Nasty.Semantic.WordSenseDisambiguation behaviour (Nasty v0.3.0)

View Source

Word Sense Disambiguation (WSD) - determining which meaning of a word is used in a given context.

This module provides a simplified, knowledge-based approach suitable for pure Elixir implementation. For state-of-the-art WSD, neural models trained on large corpora would be required.

Approach

  1. Lesk Algorithm: Overlap between word definitions and context
  2. Part-of-Speech filtering: Use POS tags to narrow sense candidates
  3. Context similarity: Compare surrounding words with sense definitions
  4. Frequency-based: Default to most common sense

Example

iex> tokens = [%Token{text: "bank", pos_tag: :noun}, %Token{text: "river", pos_tag: :noun}]
iex> sense = WSD.disambiguate("bank", tokens, language: :en)
{:ok, %Sense{word: "bank", definition: "land alongside a body of water", pos: :noun}}

Summary

Callbacks

Callback for getting related words for a sense (synonyms, hypernyms).

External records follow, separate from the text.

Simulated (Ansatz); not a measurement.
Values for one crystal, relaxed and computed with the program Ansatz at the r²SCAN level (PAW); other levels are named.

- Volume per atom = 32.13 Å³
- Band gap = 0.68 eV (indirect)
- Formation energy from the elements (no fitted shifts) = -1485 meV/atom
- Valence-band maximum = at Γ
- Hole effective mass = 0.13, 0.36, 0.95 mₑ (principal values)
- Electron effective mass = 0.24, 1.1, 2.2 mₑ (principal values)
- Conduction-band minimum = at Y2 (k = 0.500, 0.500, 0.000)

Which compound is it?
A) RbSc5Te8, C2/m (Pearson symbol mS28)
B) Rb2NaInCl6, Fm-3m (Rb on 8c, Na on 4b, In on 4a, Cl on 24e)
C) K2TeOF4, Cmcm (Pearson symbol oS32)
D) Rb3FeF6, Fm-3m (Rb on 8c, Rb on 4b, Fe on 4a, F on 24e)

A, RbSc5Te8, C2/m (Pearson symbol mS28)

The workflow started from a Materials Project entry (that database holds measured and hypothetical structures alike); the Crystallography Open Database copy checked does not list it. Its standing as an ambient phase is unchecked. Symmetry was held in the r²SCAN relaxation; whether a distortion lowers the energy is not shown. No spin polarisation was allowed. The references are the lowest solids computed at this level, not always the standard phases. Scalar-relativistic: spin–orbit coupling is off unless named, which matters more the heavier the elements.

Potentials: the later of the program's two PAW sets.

Callback for providing sense definitions for a word. Returns list of possible senses with definitions.

Functions

Calculates overlap score between sense and context.

Disambiguates the sense of a target word given its context.

Disambiguates all content words in a list of tokens.

Scores senses using Lesk algorithm (context-definition overlap).

Types

sense()

@type sense() :: %{
  word: String.t(),
  definition: String.t(),
  pos: atom(),
  examples: [String.t()],
  frequency_rank: integer()
}

Callbacks

get_senses(t, atom)

@callback get_senses(String.t(), atom()) :: [sense()]

Callback for providing sense definitions for a word. Returns list of possible senses with definitions.

Functions

calculate_sense_score(impl, sense, context_words)

@spec calculate_sense_score(module(), sense(), MapSet.t()) :: float()

Calculates overlap score between sense and context.

disambiguate(impl, target_word, context_tokens, opts \\ [])

@spec disambiguate(module(), String.t(), [Nasty.AST.Token.t()], keyword()) ::
  {:ok, sense()} | {:error, term()}

Disambiguates the sense of a target word given its context.

Parameters

  • impl - Implementation module providing sense definitions
  • target_word - The word to disambiguate
  • context_tokens - List of tokens in the surrounding context
  • opts - Options
    • :pos_tag - POS tag of target word (helps filter senses)
    • :window_size - Context window size (default: 10)

Returns {:ok, sense} or {:error, reason}.

disambiguate_all(impl, tokens, opts \\ [])

@spec disambiguate_all(module(), [Nasty.AST.Token.t()], keyword()) :: [
  {Nasty.AST.Token.t(), sense()}
]

Disambiguates all content words in a list of tokens.

Returns list of {token, sense} tuples.

score_senses(impl, senses, context_tokens, window_size)

@spec score_senses(module(), [sense()], [Nasty.AST.Token.t()], integer()) :: [
  {sense(), float()}
]

Scores senses using Lesk algorithm (context-definition overlap).